Wednesday, April 18, 2007

Instruments


Two weeks ago, I was standing in Covent Garden at rush hour, and I noticed an enormous crowd. I wandered over to see what the fuss was about. In the middle of the crowd stood a woman who had painted herself completely pink (hair, face, clothing, the whole bit) and was standing in various poses, like a live mannequin in a store window. The crowd was captivated. I was confused. People, I thought, will watch anything.

Apparently not. Thanks to Thought Bubbles, I just read this Washington Post article about violinist Joshua Bell playing his Stradivarius in the DC subway to no notice at all. Read the article. It's beautifully written and completely fascinating, both in the discussion of what it means to perform and what it means to hear a performance. But I'm not at all sure about its incredulous observation that most of the hundreds of people who heard Bell's performance were oblivious to its power. I'm idealistic. I think the power of brilliance will strike home and I don't think you need shouts of "Bravo!" to know it.

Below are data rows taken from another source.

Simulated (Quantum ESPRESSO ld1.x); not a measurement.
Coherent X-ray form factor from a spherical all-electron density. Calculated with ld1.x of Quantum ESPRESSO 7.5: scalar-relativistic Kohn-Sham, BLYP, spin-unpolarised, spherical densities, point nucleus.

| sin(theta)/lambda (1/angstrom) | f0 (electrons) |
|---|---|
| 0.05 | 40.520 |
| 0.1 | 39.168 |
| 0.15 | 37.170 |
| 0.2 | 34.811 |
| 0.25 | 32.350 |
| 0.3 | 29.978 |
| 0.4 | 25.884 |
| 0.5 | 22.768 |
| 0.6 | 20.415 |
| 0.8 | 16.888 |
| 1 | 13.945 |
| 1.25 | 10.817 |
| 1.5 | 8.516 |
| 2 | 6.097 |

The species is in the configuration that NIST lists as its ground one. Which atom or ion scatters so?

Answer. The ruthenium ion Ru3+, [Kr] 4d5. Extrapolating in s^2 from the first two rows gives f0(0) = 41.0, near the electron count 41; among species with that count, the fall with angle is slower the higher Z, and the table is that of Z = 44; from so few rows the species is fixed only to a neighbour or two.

Because I'm completely self-involved, I couldn't help contemplating, after I read the Post piece, the quiet performance of academic work. Unless I'm running through messy little free-writing paragraphs, I'm not, when I write things, writing them out for myself. I'm writing them out so other people can read them. If that were not the case, then my dissertation would read as I often wish it could: "X is the case. Trust me. I just know it is. The End." That dissertation would be absurdly arrogant and not at all useful to the field, but my god it would save a lot of time and trouble.

That won't work because writing is, in many ways, a performance. It's a demonstration of what we know to be true. It's an illustration of how we came to that conclusion for those lucky enough not to be stuck in our heads with us. And it's a performance destined to be met with silence every single time. Maybe some people read it and get very excited and you get some recognition. Or maybe some people read it, get very excited, and you never know it at all. Those are the good options. Regardless, academia is a constant exercise in learning to perform without applause. My heroes are historians and cultural critics who have never heard me exclaim over their genius. They do not know that they changed the order of things in my head. But they must know, as I do, that some of the best performances are received in a library, where standing ovations are frowned upon. They must know that dozens of people can walk through a DC subway and have the course of their day changed because Joshua Bell's music entered their consciousness, slid around a little, and fell back out as they went on their way.


The really lovely photo is by someone listed on wikimedia commons as "per from Norway."

2 Comments:

Blogger Horace said...

Funny, we may have been in Covent Garden at the same time (actually, three weeks ago for me), and the mannequins were silver and copper.

While I did not linger by the metallic mimery, I too read that Joshua Bell piece and wished that I had access to that street performing. That said, in the downstairs area of the Covent Garden market, there was an impromptu string quartet that I listened to for 15 minutes, and left a couple of pounds.

7:23 PM  
Blogger Acre said...

Nice to think of all of those people milling around Covent Garden as people I'd encounter again, in one way or another.

I found myself wondering if I would have stopped for Bell. I have a tendency to wander and explore and watch and listen that makes it likely, but I also have a tendency to wander and explore and watch and listen to pretty random things, so you never know.